March 5, 2012
DSM eyes mergers and acquisitions in 2012
DSM said Wednesday (Feb 29) it is on the lookout for suitable acquisitions in profitable nutrition and life sciences businesses in 2012, despite a gloomy forecast for the year.
The Dutch food and chemicals group which has a war chest of more than EUR2 billion (US$2.64 billion) has transformed its business over the past couple of years, selling off its lower-margin bulk chemicals businesses to concentrate on less cyclical food ingredients and high end plastics.
It bought US baby food ingredients maker, Martek for US$1.1 billion in February 2011, and moved into the biofuels market earlier this year announcing a 50-50 joint venture with private US ethanol maker POET, one of the biggest ethanol producers in the world.
The joint venture will produce ethanol on a commercial scale from corn crop residue such as husks and stalks.
Earlier on Wednesday, DSM reported fourth-quarter earnings before interest and tax (EBIT) of EUR166 million (US$219.2 million), down 2% on sales of EUR2.23 billion (US$2.95 billion), up 7%.

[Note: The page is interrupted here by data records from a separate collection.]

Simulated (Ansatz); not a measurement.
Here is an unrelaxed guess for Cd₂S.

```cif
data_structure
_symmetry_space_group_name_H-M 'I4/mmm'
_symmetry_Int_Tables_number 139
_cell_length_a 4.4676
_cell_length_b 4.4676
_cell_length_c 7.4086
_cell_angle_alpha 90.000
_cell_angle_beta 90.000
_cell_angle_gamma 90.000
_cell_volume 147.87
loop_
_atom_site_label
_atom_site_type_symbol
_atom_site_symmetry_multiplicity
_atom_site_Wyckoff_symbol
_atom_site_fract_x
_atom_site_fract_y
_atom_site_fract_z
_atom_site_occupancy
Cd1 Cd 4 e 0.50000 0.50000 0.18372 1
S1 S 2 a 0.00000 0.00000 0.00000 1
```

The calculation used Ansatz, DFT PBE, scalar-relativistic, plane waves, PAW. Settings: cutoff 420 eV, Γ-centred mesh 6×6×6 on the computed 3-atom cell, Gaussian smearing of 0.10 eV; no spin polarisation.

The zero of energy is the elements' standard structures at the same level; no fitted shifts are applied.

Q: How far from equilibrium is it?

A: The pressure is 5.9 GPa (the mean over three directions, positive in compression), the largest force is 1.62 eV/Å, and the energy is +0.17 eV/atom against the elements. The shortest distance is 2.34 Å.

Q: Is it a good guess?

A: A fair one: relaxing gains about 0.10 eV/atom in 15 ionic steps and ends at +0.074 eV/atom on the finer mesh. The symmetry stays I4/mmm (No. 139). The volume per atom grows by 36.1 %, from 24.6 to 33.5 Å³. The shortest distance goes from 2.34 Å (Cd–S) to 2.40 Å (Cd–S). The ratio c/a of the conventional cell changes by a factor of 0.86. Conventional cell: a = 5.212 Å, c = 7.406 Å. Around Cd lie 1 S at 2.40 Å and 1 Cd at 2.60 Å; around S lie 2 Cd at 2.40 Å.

An analysts poll commissioned by Reuters forecast fourth-quarter EBIT of EUR173 million (US$228.45 million) on sales of EUR2.22 billion (US$2.93billion).
"We are conscious that risks to the macroeconomic global outlook remain, and that weakness in Europe and some of our end-markets, especially building and construction, persists," chief executive Feike Sijbesma said. He said the company was well-placed to achieve its 2013 targets.